Presentation Material
Abstract
First, we present DR.CHECKER, which is able to overcome many of the inherent limitations of static analysis by scoping our analysis to only the most bug-prone parts of the kernel (i.e., the drivers), and by only sacrificing soundness in very few cases to ensure that our the technique is both scalable and precise. DR.CHECKER is a fully-automated static analysis tool capable of performing general bug finding using both pointer and taint anal-yses that are flow-sensitive, context-sensitive, and field-sensitive on kernel drivers. To demonstrate the scala-bility and efficacy of DR. CHECKER, we analyzed the drivers of nine production Linux kernels (3.1 million LOC), where it correctly identified 158 critical zero-day bugs with an overall precision of 78%. Next, We present DIFUZE, an interface-aware fuzzing tool to automatically generate valid inputs and trigger the execution of the kernel drivers. We leverage similar static analysis to compose correctly-structured input in the userspace to explore kernel drivers. DIFUZE is fully automatic, ranging from identifying driver handlers, to mapping to device file names, to constructing complex argument instances. We evaluate our approach on seven modern Android smartphones. The results show that DIFUZE can effectively identify kernel driver bugs, and reports 32 previously unknown vulnerabilities, including flaws that lead to arbitrary code execution.
AI Generated Summary
This talk addresses the high prevalence of security vulnerabilities in Android kernel drivers, which constitute 85% of kernel bugs and are valuable targets for exploitation. The speaker presents two specialized tools: Dr. Checker, a static analysis framework, and Diffuse, a guided fuzzing engine, both designed to overcome the limitations of general-purpose vulnerability detectors when applied to driver code.
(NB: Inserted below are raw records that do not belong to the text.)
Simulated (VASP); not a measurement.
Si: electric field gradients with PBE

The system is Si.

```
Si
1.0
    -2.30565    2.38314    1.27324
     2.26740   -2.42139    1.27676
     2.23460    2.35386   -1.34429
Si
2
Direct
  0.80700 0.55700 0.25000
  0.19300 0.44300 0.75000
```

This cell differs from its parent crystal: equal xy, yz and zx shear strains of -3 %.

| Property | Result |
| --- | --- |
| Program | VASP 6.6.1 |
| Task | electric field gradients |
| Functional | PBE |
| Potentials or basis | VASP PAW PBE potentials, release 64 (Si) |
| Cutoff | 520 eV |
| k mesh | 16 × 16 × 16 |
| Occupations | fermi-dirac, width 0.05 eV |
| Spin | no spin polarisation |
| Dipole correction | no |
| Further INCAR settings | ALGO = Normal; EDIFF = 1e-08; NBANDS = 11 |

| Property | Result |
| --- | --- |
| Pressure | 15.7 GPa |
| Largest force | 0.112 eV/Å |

Dr. Checker employs context-sensitive taint tracking and pointer analysis tailored for the small, separable codebase of kernel drivers. It uses a simplified traversal that bounds loop analysis and treats kernel functions as safe to reduce false positives, a common issue with tools like CPPCheck or Flawfinder. Its web-based UI provides traceable warnings, aiding analyst triage. Diffuse tackles the challenge of fuzzing drivers, which require highly structured, interdependent inputs. It automatically extracts interface specifications—command types, parameter structures, and their constraints—from driver source code. This specification guides the generation of valid binary inputs, enabling effective on-device fuzzing via an ADB-connected client that captures kernel panics.
Evaluation of both tools across multiple vendor kernels and devices (including Qualcomm, MediaTek, and Google Pixel) yielded numerous CVEs. Dr. Checker found approximately 150 issues, including format string and off-by-one errors. Diffuse discovered 36 bugs, including arbitrary read/write primitives and null dereferences, many located deep within conditional logic that unconstrained fuzzers like AFL would likely miss. Both tools are open-source and automated, requiring only kernel source and a connected device. The work demonstrates that domain-specific static and dynamic analysis, leveraging driver characteristics like small size and open-source availability, can systematically uncover high-severity vulnerabilities in a critical attack surface.